14. AOT & JIT

TensorFlow supports both JIT (just in time) and AOT (ahead of time) compilation.

AOT compilation is the kind used in a C or C++ program; it compiles the program “ahead” of the actual use. A really cool aspect of AOT compilation is you can potentially create a static binary file, meaning it’s entirely self contained. You can deploy it by simply downloading the file and executing it, without concern for downloading extra software, besides necessary hardware drivers, i.e. for GPU use.

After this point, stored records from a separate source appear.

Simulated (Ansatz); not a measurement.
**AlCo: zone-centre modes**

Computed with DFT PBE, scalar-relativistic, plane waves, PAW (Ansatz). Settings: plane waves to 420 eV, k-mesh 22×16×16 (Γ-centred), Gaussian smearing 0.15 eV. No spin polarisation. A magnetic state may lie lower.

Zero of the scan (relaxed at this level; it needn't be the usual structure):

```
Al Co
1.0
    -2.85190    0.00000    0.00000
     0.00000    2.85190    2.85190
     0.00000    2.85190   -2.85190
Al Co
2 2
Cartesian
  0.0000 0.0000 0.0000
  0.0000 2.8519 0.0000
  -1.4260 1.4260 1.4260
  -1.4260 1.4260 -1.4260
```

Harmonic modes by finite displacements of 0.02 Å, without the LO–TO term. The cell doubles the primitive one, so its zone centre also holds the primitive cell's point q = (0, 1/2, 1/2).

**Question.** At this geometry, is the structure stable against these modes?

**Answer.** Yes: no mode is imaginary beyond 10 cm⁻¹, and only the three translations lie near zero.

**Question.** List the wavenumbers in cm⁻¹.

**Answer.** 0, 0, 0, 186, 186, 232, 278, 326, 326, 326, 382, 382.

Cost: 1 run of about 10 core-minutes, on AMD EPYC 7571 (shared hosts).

JIT compilation doesn’t compile code until it’s actually run. You can imagine as a piece of code is being interpreted machine instructions are concurrently generated. Nothing will change during the initial interpretation, the JIT might as well not exist. However, on the second and all future uses that piece of code will no longer be interpreted. Instead the compiled machine instructions will be used.

Under the hood AOT and JIT compilation make use of XLA (Accelerated Linear Algebra). XLA is a compiler and runtime for linear algebra. XLA takes a TensorFlow graph and uses LLVM to generate machine code instructions. LLVM is itself a compiler which generates machine code from its IR (intermediate representation). So, in a nutshell:

TensorFlow -> XLA -> LLVM IR -> Machine Code

which means TensorFlow can potentially be used on any architecture LLVM generates code for.

Both AOT and JIT compilation are experimental in TensorFlow. However, JIT compilation is fairly straightforward to apply. Note JIT compilation is NOT limited to inference but can be used during training as well.

# Create a TensorFlow configuration object. This will be 
# passed as an argument to the session.
config = tf.ConfigProto()
# JIT level, this can be set to ON_1 or ON_2 
jit_level = tf.OptimizerOptions.ON_1
config.graph_options.optimizer_options.global_jit_level = jit_level

That’s it! All that’s left to be done is pass the config into the session:

with tf.Session(config=config) as sess:
    …